California: USA
Lawrence Ferlinghetti
A Brief
History of Lawrence Ferlinghetti
A prominent voice of the wide-open poetry movement that began in the
1950s, Lawrence Ferlinghetti has written poetry, translation, fiction,
theater, art criticism, film narration, and essays. Often concerned
with politics and social issues, Ferlinghetti's poetry countered the
literary elite's definition of art and the artist's role in the world.
Though imbued with the commonplace, his poetry cannot be simply described
as polemic or personal protest, for it stands on his craftsmanship,
thematics, and grounding in tradition.
Ferlinghetti was born in Yonkers in 1919. Following his undergraduate
years at the University of North Carolina at Chapel Hill, he saw service
in the U.S. Navy in World War II as a ship's commander, took part in
the Normandy Invasion and arrived in Nagasaki just weeks after the Bomb
was dropped. He received a Master's degree from Columbia University
in 1947 and a Doctorate de l'Universite de Paris (Sorbonne) in 1950.
From 1951 to 1953, when he settled in San Francisco, he taught French
in an adult education program, painted, and wrote art criticism. In
1953 he founded City Lights Bookstore, the first all-paperbound
bookshop in the country, with Peter D. Martin. By 1955 had he
launched the City Lights publishing house.
The bookstore has served for forty-eight years as a meeting place for
writers, artists, and intellectuals. City Lights Publishers began with
the Pocket Poets Series, through which Ferlinghetti aimed to
create an international, dissident ferment. His publication of Allen
Ginsberg's Howl in 1956 led to his arrest on obscenity charges,
and the trial that followed drew national attention to San Francisco
Renaissance and Beat movement writers. (He was overwhelmingly supported
by prestigious literary and academic figures, and was acquitted.) This
landmark First Amendment case established a legal precedent for the
publication of controversial work with redeeming social importance.

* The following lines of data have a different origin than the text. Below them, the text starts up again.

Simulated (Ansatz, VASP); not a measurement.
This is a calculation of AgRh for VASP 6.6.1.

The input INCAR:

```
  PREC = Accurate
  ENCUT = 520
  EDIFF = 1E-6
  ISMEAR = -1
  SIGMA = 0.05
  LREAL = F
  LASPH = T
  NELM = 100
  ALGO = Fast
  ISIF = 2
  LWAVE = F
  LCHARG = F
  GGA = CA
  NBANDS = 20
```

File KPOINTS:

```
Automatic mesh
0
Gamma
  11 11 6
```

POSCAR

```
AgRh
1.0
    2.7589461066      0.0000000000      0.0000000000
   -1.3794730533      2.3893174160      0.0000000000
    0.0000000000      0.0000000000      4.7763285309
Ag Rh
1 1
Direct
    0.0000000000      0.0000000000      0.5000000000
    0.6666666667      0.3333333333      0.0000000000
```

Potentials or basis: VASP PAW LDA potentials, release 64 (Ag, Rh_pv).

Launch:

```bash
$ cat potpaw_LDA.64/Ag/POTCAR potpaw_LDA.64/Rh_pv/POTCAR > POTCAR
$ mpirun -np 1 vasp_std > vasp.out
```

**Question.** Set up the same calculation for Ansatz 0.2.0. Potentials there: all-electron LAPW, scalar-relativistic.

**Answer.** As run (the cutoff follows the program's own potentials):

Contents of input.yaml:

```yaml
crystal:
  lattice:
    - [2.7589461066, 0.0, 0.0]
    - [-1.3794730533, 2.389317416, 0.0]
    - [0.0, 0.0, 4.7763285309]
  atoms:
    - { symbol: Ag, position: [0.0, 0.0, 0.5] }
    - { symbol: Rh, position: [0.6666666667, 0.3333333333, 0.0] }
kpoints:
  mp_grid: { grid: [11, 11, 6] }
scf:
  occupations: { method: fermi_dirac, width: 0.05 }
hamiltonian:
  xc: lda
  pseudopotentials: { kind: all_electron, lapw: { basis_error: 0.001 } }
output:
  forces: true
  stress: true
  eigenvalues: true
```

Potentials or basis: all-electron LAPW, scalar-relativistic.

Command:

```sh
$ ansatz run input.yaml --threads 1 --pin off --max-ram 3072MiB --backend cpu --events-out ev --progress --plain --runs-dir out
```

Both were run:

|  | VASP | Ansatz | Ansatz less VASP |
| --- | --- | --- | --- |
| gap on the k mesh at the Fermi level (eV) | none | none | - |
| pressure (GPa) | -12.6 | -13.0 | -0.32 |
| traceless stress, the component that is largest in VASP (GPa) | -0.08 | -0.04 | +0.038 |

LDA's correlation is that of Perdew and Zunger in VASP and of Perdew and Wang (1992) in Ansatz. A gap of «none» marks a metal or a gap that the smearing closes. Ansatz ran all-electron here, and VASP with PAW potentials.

Ferlinghetti has in recent years become well-known as a painter. His
work has been shown at various galleries around the world, from the
Butler Museum of American Painting to Il Palazzo delle Esposizioni
in Rome. In San Francisco, his work can regularly be seen at the
George Krevsky Gallery at 77 Geary Street..
In the 1960s and 1970s, Ferlinghetti's A Coney Island of the Mind
was the most popular poetry book in the U.S. Today this modern classic
has been translated into nine languages, and there are nearly
1,000,000 copies in print. His most recent books are A Far Rockaway
of the Heart (1997) and How to Paint Sunlight (2001), published
by New Directions.
He has been the recipient of numerous awards, including the L.A.
Times Festival Award, the BABRA Award for Lifetime Achievement, the
National Book Critics Circle Ivan Sandrof Award for Contribution to
American Arts and Letters, and the ACLU's Earl Warren Civil Liberties
Award. Ferlinghetti was named San Francisco's Poet Laureate in
August 1998, and he used his post as a bully-pulpit from which he
articulated the seldom-heard "voice of the people." His column
"Poetry as News" has run regularly in the San Francisco Chronicle.